Review: A Prayer for Owen Meany


“A Prayer for Owen Meany,” by John Irving, (William Morrow, 1989) packs a punch. Friendship, love and ironclad faith characterize one of the most unusual fictional characters I’ve had the pleasure of meeting.

Owen Meany is small for his 11 years, with a voice “not entirely of this world,” “a strangled, emphatic falsetto,” that sounds like a scream and is always written in capital letters. His big opinions and commanding personality more than make up for his missing inches.

The book is narrated by his best friend, Johnny Wheelwright. When they are boys in 1953 (not a spoiler, it’s on the back cover), Owen hits a foul ball at a Little League game that kills Johnny’s mother.

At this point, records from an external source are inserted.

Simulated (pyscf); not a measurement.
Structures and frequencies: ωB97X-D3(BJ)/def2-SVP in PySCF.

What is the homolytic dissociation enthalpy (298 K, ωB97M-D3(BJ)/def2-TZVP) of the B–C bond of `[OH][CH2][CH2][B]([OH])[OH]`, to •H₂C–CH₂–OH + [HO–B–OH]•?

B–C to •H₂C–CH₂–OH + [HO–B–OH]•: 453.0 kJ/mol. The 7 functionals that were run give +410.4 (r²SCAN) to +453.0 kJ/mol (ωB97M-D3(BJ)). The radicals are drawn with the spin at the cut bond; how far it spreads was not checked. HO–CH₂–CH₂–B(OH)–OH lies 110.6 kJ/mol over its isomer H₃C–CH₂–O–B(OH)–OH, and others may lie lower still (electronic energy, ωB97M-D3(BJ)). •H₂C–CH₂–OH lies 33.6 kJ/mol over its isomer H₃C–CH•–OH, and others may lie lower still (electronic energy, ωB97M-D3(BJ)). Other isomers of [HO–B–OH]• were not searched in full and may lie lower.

The rest of the book is divided between snippets from adult John’s life and flashbacks to the years following “the incident,” as Johnny and Owen’s bond remains undiminished even as family dynamics change and the Vietnam War encroaches.

Unbeknownst to his best friend, Owen is preparing for his destiny, a fate he sees spelled out in the unlikeliest of places.

Through a story that is soaked in the mystery of the divine, Irving shows how doubt is the essence of faith, not its enemy — and the most painful parts of life can lead us to the ultimate truth.